That she has to choose which faces to save and which to discard does not seem fair at such a lonely hour. Randy taps his iPad to track what is being called the Valley Fire—not for Napa Valley, but the valley to the north, in Lake County, where 40,000 acres have burned already. It is safe to say the fire is out of control despite a score of fire engines, two dozen dozers, and a thousand souls laboring to contain it.
If the fire comes farther south, it might well climb Howell Mountain’s northern flank, race along the ridge, and come down through the firs and ponderosa pines that extend into the very midst of their lives. Then it could consume things as precious to the Dunns as their photographs: house, outbuildings, a couple of million dollars’ worth of bottled cabernet sauvignon, and the new 2015 vintage still on the vines; also a vegetable garden, the huge fig tree dropping more fruit than they and the birds could eat, and nearby Wildlake, 3,000 acres of wilderness high on the eastern perimeter of Napa Valley. The Dunns have saved it once before.

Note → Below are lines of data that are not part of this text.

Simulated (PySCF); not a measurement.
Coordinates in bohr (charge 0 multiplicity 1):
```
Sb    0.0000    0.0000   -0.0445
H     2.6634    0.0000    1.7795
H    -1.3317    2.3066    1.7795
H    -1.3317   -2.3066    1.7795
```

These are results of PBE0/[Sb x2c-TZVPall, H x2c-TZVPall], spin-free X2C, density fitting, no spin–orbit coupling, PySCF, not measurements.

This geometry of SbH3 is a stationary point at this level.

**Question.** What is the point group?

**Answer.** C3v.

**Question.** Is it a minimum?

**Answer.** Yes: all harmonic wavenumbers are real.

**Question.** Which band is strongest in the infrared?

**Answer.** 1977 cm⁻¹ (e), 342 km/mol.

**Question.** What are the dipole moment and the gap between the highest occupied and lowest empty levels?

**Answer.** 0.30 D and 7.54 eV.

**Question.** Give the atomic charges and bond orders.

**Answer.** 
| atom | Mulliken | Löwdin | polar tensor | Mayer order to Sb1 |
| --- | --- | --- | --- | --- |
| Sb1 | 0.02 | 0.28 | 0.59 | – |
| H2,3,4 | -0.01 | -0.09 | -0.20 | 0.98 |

Lori takes off her brace in frustration and carries the box of photographs out the kitchen door, past a sign that reads Grandma and Grandpa’s House: Memories made here, and down the outdoor stairs to the little cave where some Dunn wine is stored. She leaves the box there and goes back upstairs for her sewing machine and collection of quilts. Then she hugs Randy and, still in her pajamas, gets into their white SUV to drive to the relative safety of St. Helena, a vertical half-mile below.
Randy—in Levi’s, boots, and a T-shirt bearing the silhouette of his turbo-prop Commander parked a mile away at the Angwin airstrip—now has to decide what job to do first and the order of all those to follow.